Back to blog

2025-04-10 · 4 min read

Multi-Environment Infrastructure on GCP with Terraform and Terragrunt

TerraformTerragruntGCPInfrastructure as CodeGKE

Managing identical infrastructure across dev, staging, and production without copy-pasting Terraform files is the kind of problem that Terragrunt was built to solve. I set up a complete IaC pipeline on GCP that provisions GKE clusters, VPC networking, and Cloud CDN across three environments — all from a single set of modules.

The Architecture

The pipeline provisions three core components per environment:

  • GKE cluster for running workloads
  • VPC for network isolation with proper subnetting
  • Cloud CDN backed by GCS buckets for static content delivery

Each environment (dev, staging, prod) gets its own instance of these resources with environment-specific configurations.

Project Structure

The repo separates Terraform modules from Terragrunt environment configurations:

iac-infra/
├── terraform/
│   ├── main.tf
│   ├── variables.tf
│   ├── envs/
│   │   ├── dev/
│   │   │   └── terragrunt.hcl
│   │   ├── staging/
│   │   │   └── terragrunt.hcl
│   │   └── prod/
│   │       └── terragrunt.hcl
│   └── modules/
│       ├── gke/
│       ├── vpc/
│       ├── cdn/
│       └── cdn_bucket/
├── .github/
│   └── workflows/
│       └── ci-pipeline.yml

The modules/ directory contains reusable Terraform code. Each module handles one infrastructure concern. The envs/ directory contains Terragrunt configs that call those modules with environment-specific inputs.

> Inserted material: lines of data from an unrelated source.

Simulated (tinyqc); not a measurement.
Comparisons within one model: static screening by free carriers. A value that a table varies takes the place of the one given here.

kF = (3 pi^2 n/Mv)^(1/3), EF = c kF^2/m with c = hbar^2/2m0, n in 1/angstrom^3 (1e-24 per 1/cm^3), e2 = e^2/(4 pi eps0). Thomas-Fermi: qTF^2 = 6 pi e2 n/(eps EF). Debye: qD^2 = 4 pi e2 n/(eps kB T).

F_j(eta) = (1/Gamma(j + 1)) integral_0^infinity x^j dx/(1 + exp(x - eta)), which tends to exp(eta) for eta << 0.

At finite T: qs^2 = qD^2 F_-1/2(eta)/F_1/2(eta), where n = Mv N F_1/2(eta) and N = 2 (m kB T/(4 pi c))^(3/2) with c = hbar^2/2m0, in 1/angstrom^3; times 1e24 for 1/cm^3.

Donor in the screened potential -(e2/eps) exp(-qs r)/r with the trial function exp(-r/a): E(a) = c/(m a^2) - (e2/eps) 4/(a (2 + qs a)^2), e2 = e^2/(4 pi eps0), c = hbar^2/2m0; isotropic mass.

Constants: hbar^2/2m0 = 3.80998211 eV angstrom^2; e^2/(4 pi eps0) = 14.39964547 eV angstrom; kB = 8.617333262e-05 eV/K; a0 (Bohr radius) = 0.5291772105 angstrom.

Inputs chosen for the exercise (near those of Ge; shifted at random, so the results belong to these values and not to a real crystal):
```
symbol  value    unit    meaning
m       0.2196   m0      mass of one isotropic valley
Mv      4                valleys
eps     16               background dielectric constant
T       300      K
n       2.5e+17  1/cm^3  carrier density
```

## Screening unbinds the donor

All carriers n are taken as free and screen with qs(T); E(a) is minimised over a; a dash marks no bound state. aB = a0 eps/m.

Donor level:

This is the DRY pattern Terragrunt enables: write the module once, call it three times with different variables.

The CI/CD Pipeline

The GitHub Actions pipeline automates the entire lifecycle. It triggers on:

  • Pull requests to main — runs terragrunt plan so reviewers can see what changes before merging
  • Pushes to main or environment tags (*-dev, *-staging, *-prod) — runs terragrunt apply to provision

The pipeline handles environment detection automatically:

  1. Checks out code
  2. Authenticates to GCP using a service account key from GitHub Secrets
  3. Installs Terraform v1.9.5 and Terragrunt v0.67.5
  4. Detects which environment to target based on the branch or tag
  5. Imports existing resources if needed (CDN, VPC)
  6. Validates the configuration with terragrunt validate
  7. Runs plan (for PRs) or apply (for pushes to main)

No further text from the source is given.